Ruchi Shah is the 2022-23 Post-Baccalaureate Fellow for Communities of Practice at the Athena Center, where she supports the execution of Athena's multiple communities of practice, specifically the Applied Learning team's administration, programming, and facilitation work administrative, programming support for Athena’s Communities of Practice. Check out her day(s) in the life - in sunny New Orleans!
I, along with my colleague and long-time SWS conference attendee (ask them about their Sociology Phd candidacy!) Chriss Sneed traveled down to a 3-day conference in the heart of New Orleans to present on a presidential panel centered around entrepreneurship and gender.
Sociologists for Women in Society is a nonprofit professional feminist organization dedicated to encouraging feminist scholarship and activism in sociological spaces. Like most academic associations, they meet yearly for a multi-day conference where trained sociologists or those doing related work, share their cutting-edge research, network, and learn from each others’ work. The SWS 2023 Winter Meeting, focusing on Sexualities and Migrations in the Context of Global Justice, spanned from Thursday evening to Saturday night in mid-January.
Thursday, 10 am
I landed in New Orleans, giving me plenty of time to explore the city before the conference began. I spent the next few hours exploring the nearby French Quarter, trying their signature beignets, and stopped by a bookstore while also working on a few last things for Athena to prepare for the start of the semester.
While at Crescent City books, I came across Barnard’s Dr. Alexandra Horowitz (of Dog Cognition Lab fame)’s book!
I got settled in my hotel room (with a beautiful view!) and attended the Welcome Reception, saying hi to Chriss and learning about Arizona State University’s fascinating dichotomies between leadership’s attitudes towards diversity and inclusion and their demographies, as presented by Mary Romero, 2021 SWS Distinguished Feminist Lecturer.
Friday, 9 am
I grabbed a filling breakfast and settled down in one of the Sheraton New Orlean’s many meeting halls for Plenary I on Gendered Migrations: Navigating Within the Neo-liberal State. Having graduated from Barnard with an American Studies’ concentration in Transnational America, I really appreciated the panelists’ insight into the varied dimensions of migration - such as Pei-Chia Lan’s analysis on the multiple assimilationist pathways of marital immigrants’ children in Taiwan.

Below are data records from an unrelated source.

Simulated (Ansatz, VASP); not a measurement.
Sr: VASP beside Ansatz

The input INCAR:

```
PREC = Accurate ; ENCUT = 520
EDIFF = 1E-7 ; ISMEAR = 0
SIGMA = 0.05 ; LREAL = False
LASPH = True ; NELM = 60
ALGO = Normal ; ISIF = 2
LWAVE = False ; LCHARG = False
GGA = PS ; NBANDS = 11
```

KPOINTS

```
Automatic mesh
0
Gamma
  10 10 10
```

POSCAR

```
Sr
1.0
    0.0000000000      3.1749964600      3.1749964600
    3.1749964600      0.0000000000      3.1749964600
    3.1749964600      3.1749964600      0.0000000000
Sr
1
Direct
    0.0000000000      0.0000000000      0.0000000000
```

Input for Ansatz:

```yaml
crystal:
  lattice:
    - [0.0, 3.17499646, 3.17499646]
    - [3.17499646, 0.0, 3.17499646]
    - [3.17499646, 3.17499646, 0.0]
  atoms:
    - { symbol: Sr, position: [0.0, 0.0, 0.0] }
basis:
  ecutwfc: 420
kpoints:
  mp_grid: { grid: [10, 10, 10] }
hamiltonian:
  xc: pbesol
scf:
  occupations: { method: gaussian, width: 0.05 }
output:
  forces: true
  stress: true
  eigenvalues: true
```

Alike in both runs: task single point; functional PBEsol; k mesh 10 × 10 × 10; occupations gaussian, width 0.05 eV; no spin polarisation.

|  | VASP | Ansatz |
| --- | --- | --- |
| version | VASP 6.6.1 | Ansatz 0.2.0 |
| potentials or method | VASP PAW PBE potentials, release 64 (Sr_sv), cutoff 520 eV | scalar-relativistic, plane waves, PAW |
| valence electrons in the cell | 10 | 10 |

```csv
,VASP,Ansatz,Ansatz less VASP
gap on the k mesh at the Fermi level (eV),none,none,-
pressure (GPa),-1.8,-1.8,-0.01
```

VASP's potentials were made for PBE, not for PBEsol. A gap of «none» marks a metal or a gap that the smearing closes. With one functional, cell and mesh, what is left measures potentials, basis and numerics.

After lunch, I headed to an intimate roundtable on Interrogating the Gaps, Travels, and Borders of Intersectionality as a Global Phenomenon. The diverse panelists spoke about researching up, tackling intersectionality in the classroom, and how, despite its use as a buzzword, intersectionality can provide a valuable lens (among others) to use when participating in research and other activisms.
The panel ended past time, meaning I raced to meet with my Hand match, an worldly sociologist, for more beignets and coffee near the hotel. She has been in the field for years, and I took the opportunity to ask her about how she conducts qualitative research on LGBTQ activism in India, her research focus, and her perspective on the field as someone who has been widely published.
After a long chat, I stopped by the SWS’s Sister to Sister Committee reception, a reception for women and non-binary people of color to meet more people! I got the chance to chat with Intersectionality panelist Pallavi Banerjee, ate some gator sausage, and talked to a bunch of current graduate students about their research and their experiences at their respective home institutions.
Saturday, 11 am
I woke up nervous about presenting later today, so I skipped the morning panels and Chriss and I met to cowork and put the final touches on our powerpoint presentation for a half hour in the early afternoon.
It’s presentation time! Chriss and I presented on “Imagining Feminist Entrepreneurship through Applied Learning” as part of a Presidential Panel on Gender and Entrepreneurship and discussed Athena’s unique perspective on collaborative learning as central to individual growth and how entrepreneurship at Athena works to reframe success from binary, capitalist focused measures into a more expansive definition. After the panelists presented, we all had a generative discussion on defining a wider range of people as ‘entrepreneurs’ and the value and complications of encouraging people, especially women and non-binary people, to be entrepreneurs in current society.
I ran to a nearby room to catch Ochy Curiel, the inaugural SWS Honorary Feminist Sociology Distinction Recipient, known for her feminist, anti-racist, and decolonial scholar-activism. I learned a lot from her strong perspective on community and activism and what it means to do the work!
We ended the conference with a banquet, featuring a silent auction, dinner, and music - DJ’d by Athena’s very own Chriss! I was worried enough about getting the pralines and art I bought in New Orleans to fit in my suitcase, so I didn’t bid on any items, but everything from handmade scarves to a Mardi Gras shoe were available to bid on. All proceeds went to the Birthmark Doula Collective, a New Orleans-based birth justice organization.
Sunday, 7:30 am
I woke up bright and early to make sure I was packed before my 11 am flight and grabbed some pastries (you guessed it, beignets!) from SWS’s breakfast spread before checking out and grabbing an Uber to MSY. Farewell, New Orleans!